Gillibrand meets slain teen's family

February 9, 2009 5:58:48 PM PST
Sen. Kirsten Gillibrand, whose pro-gun voting record has raised hackles among some New Yorkers, promised Monday to work to end gun violence after visiting a Brooklyn high school that is mourning a student killed by random gunfire. "These parents have lived through a terrible tragedy," Gillibrand said after meeting with Jennifer Pryear and Alberto Yard, whose daughter Nyasia Pryear-Yard was killed when a gunman fired into a crowd of teens dancing at a nightclub last month.

Gillibrand, an upstate congresswoman appointed by Gov. David Paterson to fill Secretary of State Hillary Rodham Clinton's former Senate seat, has angered some of her fellow Democrats with her voting record, which earned her a 100 percent rating from the National Rifle Association.

Rep. Carolyn McCarthy, who ran for Congress after her husband was killed and son wounded in the 1993 Long Island Rail Road shooting massacre, has said she would either challenge Gillibrand in the Democratic primary next year or find someone who would.

Since taking over the Senate seat on Jan. 27, Gillibrand has said she favors sensible gun restrictions while at the same time championing hunters' rights.

The visit to Nazareth Regional High School was the latest stop on her get-acquainted tour around the state to introduce herself to new constituents.

Appeal said of Gillibrand, "We'll be watching her."

The teen's parents said they hoped Gillibrand would follow through on promises to fight illegal gun trafficking. "I want to give her the benefit of the doubt," the girl's mother said.

After Paterson announced Gillibrand's appointment last month, Mayor Michael Bloomberg noted his "strong disagreement" with her record on illegal guns. He has said Gillibrand actively opposed many cities' efforts to enact measures that keep illegal guns out of criminals' hands.

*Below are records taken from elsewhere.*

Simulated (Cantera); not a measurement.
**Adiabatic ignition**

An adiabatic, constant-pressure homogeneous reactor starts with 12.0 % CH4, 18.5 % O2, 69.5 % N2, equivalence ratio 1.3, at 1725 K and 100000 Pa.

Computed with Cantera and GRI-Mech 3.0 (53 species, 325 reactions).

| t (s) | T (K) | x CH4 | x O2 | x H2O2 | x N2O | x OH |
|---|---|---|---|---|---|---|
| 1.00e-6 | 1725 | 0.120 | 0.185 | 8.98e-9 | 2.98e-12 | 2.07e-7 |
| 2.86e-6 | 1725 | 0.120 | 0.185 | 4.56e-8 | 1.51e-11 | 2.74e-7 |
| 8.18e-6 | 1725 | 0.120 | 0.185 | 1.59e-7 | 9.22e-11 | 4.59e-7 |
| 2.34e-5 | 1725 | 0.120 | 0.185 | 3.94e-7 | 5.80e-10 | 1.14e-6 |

Deputy Mayor Edward Skyler said Monday that Bloomberg would soon meet with Gillibrand, "and he will attempt to persuade her that the positions she took as a member of Congress undermine law enforcement's ability to combat illegal gun trafficking and prevent gun crimes."

Asked Monday whether she thought Bloomberg's criticism was unfair, Gillibrand said only that she looked forward to working with him.